One week to go!

Hi all!

Yes, second one already, I couldn’t help myself as it’s the start of half term! An October week off for our UK school kiddies.

I have to admit though, I look forward to these holidays so much. I can’t be the only parent who worries about school. Overthinking everything, how are they getting on emotionally, socially, educationally! I have one child who has special needs so a constant worry about how he is coping at school and then I have an almost 13 year old daughter. She’s pretty, kind, smart and for the whole of last year  she seemed to have no end of problems with boys! Yes that dreaded subject! Boys!

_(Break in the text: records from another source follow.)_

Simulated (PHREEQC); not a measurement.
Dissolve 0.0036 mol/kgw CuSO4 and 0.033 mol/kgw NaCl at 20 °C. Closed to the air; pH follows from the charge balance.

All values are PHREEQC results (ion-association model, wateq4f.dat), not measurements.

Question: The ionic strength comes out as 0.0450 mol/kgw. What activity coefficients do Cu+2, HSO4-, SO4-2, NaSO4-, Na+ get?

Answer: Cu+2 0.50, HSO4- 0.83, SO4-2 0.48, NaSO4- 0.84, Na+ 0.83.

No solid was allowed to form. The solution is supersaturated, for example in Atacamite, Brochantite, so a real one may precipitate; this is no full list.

It’s a sign that my little girl is growing up and I hate it! She asked me today if she could start dying her hair when she’s 13! My answer was a very definite no! She asked why, I told her it was because she was still my little girl! She got it, she’s smart enough to know its because I don’t want her to grow up but I have no choice and she also knows I will eventually let her do these things regardless of how much I hate it because I don’t want to hold her back from finding herself like all teens should.

For all the reasons above plus many more I love the holidays, even if I can’t afford to take them anywhere, it’s nice to have the children at home with me. This week however I’ve got myself organised, I’ve booked them both in for sports events at the local leisure centre and whilst they are there I’ll go to the gym. Monday we will be going out with a friend and as my daughter and myself are Freddie Mercury fans we have to have a trip to the cinema this week! Oh and of course, not forgetting that it’s Halloween! Not my most favourite holiday but the kids love it and it gets them out of the house so I shouldn’t complain!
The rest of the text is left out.